Heck, Apple has been using HEIF for years and that’s a trillion dollar company with a huge market share, and you still get shitton of places where you can’t use it.
it did get places. it has got places. again, it’s very new and is already well supported
jpeg2k failed because of licencing and royalty issues[2]. heif hasn’t spread because of licencing and royalty issues. in my personal opinion, webp has licencing issues. png didn’t. jpeg (sort of) didn’t. jxl doesn’t.
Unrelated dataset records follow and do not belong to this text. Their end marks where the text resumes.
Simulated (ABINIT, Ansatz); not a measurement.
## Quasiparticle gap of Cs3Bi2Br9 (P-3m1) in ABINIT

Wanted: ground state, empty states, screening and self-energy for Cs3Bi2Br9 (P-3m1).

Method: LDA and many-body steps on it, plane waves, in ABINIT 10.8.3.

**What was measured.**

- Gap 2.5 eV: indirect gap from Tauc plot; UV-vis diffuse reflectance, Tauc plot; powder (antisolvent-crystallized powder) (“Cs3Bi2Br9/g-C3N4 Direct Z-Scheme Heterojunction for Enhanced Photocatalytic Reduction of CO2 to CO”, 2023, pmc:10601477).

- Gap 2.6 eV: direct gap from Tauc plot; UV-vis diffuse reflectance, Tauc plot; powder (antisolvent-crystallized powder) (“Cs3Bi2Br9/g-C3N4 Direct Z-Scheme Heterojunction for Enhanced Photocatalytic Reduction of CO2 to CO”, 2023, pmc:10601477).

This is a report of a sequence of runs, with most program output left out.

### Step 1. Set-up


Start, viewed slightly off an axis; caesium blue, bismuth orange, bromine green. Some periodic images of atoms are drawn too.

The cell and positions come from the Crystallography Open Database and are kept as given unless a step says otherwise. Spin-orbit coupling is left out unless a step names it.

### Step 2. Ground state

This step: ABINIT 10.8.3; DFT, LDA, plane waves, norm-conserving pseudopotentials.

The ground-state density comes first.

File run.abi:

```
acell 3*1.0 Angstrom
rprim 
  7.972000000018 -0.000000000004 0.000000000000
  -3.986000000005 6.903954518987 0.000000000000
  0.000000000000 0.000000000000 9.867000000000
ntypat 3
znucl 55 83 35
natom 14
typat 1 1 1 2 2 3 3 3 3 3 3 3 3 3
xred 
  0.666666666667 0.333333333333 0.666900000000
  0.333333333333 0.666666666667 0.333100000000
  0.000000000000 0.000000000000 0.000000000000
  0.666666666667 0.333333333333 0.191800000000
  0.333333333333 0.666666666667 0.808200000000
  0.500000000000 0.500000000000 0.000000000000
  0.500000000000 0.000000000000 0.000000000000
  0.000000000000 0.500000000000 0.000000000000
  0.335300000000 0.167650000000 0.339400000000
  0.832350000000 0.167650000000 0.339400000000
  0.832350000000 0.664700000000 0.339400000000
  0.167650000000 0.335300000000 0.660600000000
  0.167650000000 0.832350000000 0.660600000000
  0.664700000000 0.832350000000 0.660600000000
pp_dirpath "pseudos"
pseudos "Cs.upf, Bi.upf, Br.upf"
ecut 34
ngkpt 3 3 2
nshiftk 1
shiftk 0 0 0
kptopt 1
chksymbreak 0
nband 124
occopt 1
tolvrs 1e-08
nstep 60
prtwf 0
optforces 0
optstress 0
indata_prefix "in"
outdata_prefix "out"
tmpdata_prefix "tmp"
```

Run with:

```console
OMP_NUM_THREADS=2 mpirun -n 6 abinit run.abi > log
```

but anyways, this isn’t a pro-jxl comment; it’s an anti-webp comment. i used jxl as an example of why webp, and its adoption, is making the web worse even though it’s better than png from a technical standpoint
or camera, you’re right; but i’m pretty sure that A) there are some cameras that support it already, and B) again, the jpe group have a considerable amount of sway so i’m sure they could persuade most camera manufacturers to support it ↩︎
i mean, as well as the fact it didn’t really bring anything new to the table. but that’s a whole other point ↩︎
Sorry, 5 graphics programs isn’t “support”. You need support from the millon mobile apps, web sites and image and web libraries. A format that you can only use by yourself or with a handful professionals is useless in practice.
i gave those because they’re the most pertinent programmes for people dealing with creating & editing images. there are mobile (or at least android) libraries; and web is the issue i’m talking about - it’s hampered by chromium. there are more here if you’re interested.
and i’d say that’s not bad for a format that’s only a few years old
Ed: look at the list of formats supported by XnView
i don’t know what this is supposed to mean. xnview supports jxl
There’s been hundreds of new image formats in the last ~20 years, and none has gotten anywhere.
because png is good. i’m not defending gif or jpeg, they suck. but png is simple, fast to decode, and open by design. there have been better formats, but not paradigm shiftingly better. it may not be the best as an image format, but it is good
Even PNG needed a decade for some things to support it properly, and that one really had a brand new massive use case.
yeah that’s my point, jxl has been adopted faster than png or webp (it was only officially standardised in 2022!)
People use gif to make videos for crying out loud, and bitch about webp all the time, that’s how massive the pushback against new formats is.
i really don’t think many people use gif. most people use gifv or similar (usually webm) without realising it. apart from its very specific use case, gif sucks; so most software automatically converts to something else
Do you really think jpegxl would get anywhere by itself? No, it would be the same as with jpeg2000 and tons of other formats - first supported by a handful of programs, but not used by anyone else and then forgotten.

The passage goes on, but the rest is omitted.